01
Feb
2012
selwyn

Leading Across Cultures - The Lewis Model of Culture

Lewis model of culture

Demonstrating leadership competency across cultural boundaries is no easy task.  Hundreds and often times thousands of years of cultural nuances have impacted the way each civilization operates.  Nuggets of wisdom, passed from generation-to-generation come together to form the slowly evolving backbone of a society. 

As a leader, you certainly do not want to clash against a deeply entrenched culture.  In order to succeed, leaders must understand and embrace the culture of the people they intend to lead.

For example, a Japanese leader would be culturally inclined to lead through consensus.  This is often referred to as ringi-sho leadership, in direct reference to a document that culturally Japanese leadership would circulate from the lower levels of management on up seeking sign off from individuals all the way up the ladder.  This contrasts sharply to the American cultural view of leadership that relies more heavily on individuality and direct influence.

This begs the question, “how do you know what leadership style is best for a specific culture?”

In the early 1990s, British linguist and cross-cultural communications expert Richard Lewis developed a model that helps to shed some light on the way that different cultures communicate.  It provides a great, generalized definition that leaders can use to adjust their leadership style to meet the cultural needs of their people.
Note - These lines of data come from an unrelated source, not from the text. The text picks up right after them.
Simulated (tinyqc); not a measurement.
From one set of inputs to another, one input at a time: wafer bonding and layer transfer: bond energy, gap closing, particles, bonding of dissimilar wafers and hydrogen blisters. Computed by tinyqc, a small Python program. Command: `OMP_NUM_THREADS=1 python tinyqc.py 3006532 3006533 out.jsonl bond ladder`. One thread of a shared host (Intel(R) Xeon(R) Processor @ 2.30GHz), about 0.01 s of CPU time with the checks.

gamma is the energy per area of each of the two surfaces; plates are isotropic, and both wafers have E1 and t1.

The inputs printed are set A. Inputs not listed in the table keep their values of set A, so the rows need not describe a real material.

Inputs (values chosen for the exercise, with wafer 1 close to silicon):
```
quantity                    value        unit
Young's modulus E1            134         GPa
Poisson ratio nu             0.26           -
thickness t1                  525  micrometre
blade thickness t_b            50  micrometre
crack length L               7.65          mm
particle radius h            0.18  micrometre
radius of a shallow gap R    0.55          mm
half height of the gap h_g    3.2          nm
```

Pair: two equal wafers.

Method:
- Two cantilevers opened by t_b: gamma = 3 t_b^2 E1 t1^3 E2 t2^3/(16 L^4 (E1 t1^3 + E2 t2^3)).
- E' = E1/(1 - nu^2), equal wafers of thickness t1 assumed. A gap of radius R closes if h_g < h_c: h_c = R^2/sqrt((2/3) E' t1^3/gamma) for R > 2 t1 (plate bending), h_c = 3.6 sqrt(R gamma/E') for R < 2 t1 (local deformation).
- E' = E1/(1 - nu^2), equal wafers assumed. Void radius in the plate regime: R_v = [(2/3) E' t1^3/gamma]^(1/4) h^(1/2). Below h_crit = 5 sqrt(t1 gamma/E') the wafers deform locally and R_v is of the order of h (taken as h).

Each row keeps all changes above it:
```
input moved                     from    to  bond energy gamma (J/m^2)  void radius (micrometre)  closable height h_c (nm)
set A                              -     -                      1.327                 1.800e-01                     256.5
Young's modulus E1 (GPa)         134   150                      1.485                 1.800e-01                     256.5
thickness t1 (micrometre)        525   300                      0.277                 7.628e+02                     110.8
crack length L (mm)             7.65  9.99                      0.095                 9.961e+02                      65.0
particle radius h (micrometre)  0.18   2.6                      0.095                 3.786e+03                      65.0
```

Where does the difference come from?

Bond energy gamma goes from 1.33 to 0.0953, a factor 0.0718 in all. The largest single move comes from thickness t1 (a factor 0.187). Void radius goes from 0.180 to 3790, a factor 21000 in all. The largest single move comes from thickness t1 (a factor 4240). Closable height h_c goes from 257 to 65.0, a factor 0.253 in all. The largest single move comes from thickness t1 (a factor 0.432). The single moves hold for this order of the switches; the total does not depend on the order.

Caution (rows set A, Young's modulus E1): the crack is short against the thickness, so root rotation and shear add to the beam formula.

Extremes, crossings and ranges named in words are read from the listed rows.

In the model, Lewis draws a triangle between three distinct ways of interacting.  They are:

  • Linear active – task-oriented and very organized planners who are data-oriented
  • Multi-active – people-oriented and talkative interactors who are dialogue-oriented
  • Reactive – introverted and respectful listeners who are listening-oriented

In between each of these three points are degrees of difference that make up a continuum of cultures.  Lewis maps different cultures along these lines to provide an easy way to understand the cultural nuances of a particular country.

When looking at his model of cultural types keep in mind that these are generalizations that can be made about a specific culture.  Remember this caveat: individual sub-groups within the culture or even differences from team to team will exist.  The model is simply the backdrop behind which individuals operate.